The L&G Future World Gender in Leadership UK Index Fund, or GIRL fund, is the first such fund to focus on British firms and tilts its relative holdings of each company based on how it performs on four measures of gender diversity.

Companies are graded based on the degree of female representation on the board, among the executive body, in management as well as the broader workforce, factors LGIM is pushing companies it invests in to address.

Under the system devised by LGIM, each company is given a score between zero and 100 on each of the measures, with their combined score determining where they sit in the total ranking.

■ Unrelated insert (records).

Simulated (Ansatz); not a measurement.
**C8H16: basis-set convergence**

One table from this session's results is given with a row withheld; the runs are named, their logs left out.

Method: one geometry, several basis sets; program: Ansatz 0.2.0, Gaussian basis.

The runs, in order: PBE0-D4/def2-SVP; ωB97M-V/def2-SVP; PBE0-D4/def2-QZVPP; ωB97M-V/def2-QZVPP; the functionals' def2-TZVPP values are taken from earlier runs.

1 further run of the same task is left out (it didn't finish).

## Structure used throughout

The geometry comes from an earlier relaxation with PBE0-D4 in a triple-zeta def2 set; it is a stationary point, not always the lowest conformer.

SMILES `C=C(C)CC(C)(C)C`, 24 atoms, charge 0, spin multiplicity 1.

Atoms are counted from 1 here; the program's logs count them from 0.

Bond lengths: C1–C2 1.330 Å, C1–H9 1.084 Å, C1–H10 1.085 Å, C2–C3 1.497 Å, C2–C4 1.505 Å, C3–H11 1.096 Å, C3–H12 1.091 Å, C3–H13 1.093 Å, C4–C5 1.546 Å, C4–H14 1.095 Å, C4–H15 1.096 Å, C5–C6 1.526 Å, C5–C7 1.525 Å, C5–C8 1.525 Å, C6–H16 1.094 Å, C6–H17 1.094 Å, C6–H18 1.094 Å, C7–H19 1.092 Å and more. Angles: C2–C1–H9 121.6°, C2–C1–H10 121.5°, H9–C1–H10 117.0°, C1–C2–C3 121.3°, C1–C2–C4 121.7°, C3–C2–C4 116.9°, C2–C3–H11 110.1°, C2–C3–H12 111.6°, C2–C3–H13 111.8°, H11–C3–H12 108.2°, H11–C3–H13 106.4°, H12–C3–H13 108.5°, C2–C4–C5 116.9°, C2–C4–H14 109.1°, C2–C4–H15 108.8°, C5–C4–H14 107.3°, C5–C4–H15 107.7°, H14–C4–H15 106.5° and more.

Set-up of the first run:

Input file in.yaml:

The target for each measure is 30 percent. Any company with less than that loses marks while any above that gains marks up to a target of 50 percent, which equates to a maximum score and is something only Renewables Infrastructure has so far attained.

Rounding out the 10 best-performing companies are Merlin Entertainments, Ascential, N. Brown, Next, Marks & Spencer, UBM, ASOS, Shaftesbury and Halfords, LGIM said.

"There's a growing body of evidence that helps support the notion that more diverse leadership teams and boards make better decisions and have higher long-term performance," LGIM Chief Executive Mark Zinkula said.

LGIM and others, including AXA Investment Managers, have said they will vote against the board of companies that perform poorly, backed by data that shows those with more female leaders perform better.

A British government-backed report has set a target for women to make up at least a third of the board at each of Britain's biggest companies by 2020.

LGIM, the third biggest investor in the FTSE 350 <.FTLC>, said it would launch the fund with 50 million pounds of its own money and make it available to both retail and institutional investors.